Guided Query Refinement: Multimodal Hybrid Retrieval with Test-Time Optimization

Uzan, Omri; Pony, Roi; Shnarch, Eyal; Gera, Ariel

Guided Query Refinement (GQR): Multimodal Hybrid Retrieval with Test-Time Optimization

Omri Uzan¹, Asaf Yehudai^2,3, Roi Pony^² Eyal Shnarch², Ariel Gera²

¹Stanford University, ²IBM Research, ³The Hebrew University of Jerusalem

The Challenge

ColPali-based multimodal retrievers have achieved impressive results in visual document retrieval by directly embedding page images and scoring textual query tokens against image patches. However, recent attempts to push this paradigm further have relied on massive scaling of query and document representations. The leading^* model on the popular ViDoRe leaderboard, llama-nemoretriever-colembed-3b, requires 10 MB of memory per document page – three orders of magnitude more than single-vector dense retrievers. This massive overhead creates real obstacles for deployment in production systems. Additionally, purely vision-centric approaches may be constrained by the inherent modality gap exhibited by modern vision-language models.

Memory Requirements Comparison

Model	Vectors per Page	Token Dim	# Floats per Page	Memory per Page	Storage per 1M Docs (GB)	Modality
LINQ-EMBED-MISTRAL	1	4096	4096	16 KB	7.63	Text
QWEN3-EMBEDDING-4B	1	2560	2560	10 KB	4.77	Text
JINA-EMBEDDINGS-V4 (Image)	767	128	98176	196 KB	182.87	Image
COLNOMIC-EMBED-MULTIMODAL-7B	767	128	98176	196 KB	182.87	Image
LLAMA-NEMORETRIEVER-COLEMBED-3B	1802	3072	5535744	10.6 MB	10,311.13	Image

Note: Storage assumes 16-bit representation. Green rows = lightweight text models, Orange rows = medium-cost vision models, Red row = high-cost vision model.

^*As of October 8, 2025.

Our Solution: Guided Query Refinement (GQR)

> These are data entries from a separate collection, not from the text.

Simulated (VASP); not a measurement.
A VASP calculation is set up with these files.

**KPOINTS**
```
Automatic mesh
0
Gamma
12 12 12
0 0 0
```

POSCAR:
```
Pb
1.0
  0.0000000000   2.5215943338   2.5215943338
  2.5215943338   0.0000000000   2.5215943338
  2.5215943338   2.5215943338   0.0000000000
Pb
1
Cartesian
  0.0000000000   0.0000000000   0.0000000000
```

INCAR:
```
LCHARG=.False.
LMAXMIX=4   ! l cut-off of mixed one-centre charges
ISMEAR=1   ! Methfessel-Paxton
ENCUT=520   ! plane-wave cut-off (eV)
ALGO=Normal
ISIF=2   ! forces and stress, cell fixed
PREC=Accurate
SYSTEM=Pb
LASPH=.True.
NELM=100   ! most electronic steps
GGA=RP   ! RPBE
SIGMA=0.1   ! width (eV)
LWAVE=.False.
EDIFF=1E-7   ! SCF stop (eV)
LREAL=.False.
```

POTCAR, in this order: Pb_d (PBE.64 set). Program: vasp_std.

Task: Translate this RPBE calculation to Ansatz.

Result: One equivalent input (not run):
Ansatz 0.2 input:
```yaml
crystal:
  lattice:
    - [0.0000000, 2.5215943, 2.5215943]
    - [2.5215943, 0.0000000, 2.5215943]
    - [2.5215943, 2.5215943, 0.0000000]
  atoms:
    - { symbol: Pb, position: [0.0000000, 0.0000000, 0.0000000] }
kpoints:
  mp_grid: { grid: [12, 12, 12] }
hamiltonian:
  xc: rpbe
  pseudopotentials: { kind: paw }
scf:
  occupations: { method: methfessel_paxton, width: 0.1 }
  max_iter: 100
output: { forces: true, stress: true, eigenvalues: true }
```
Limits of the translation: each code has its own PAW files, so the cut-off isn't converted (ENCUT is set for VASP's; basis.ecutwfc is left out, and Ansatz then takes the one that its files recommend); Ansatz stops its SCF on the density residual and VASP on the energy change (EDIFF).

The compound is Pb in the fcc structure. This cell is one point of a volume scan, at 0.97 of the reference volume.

Can we leverage complementary signals from lightweight text retrievers to enhance these powerful but resource-intensive models?

Traditional hybrid retrieval methods combine retrievers at the level of ranks (e.g., Reciprocal Rank Fusion) or scores (weighted averaging). These approaches are coarse and fail to exploit the rich information within each model's representation space.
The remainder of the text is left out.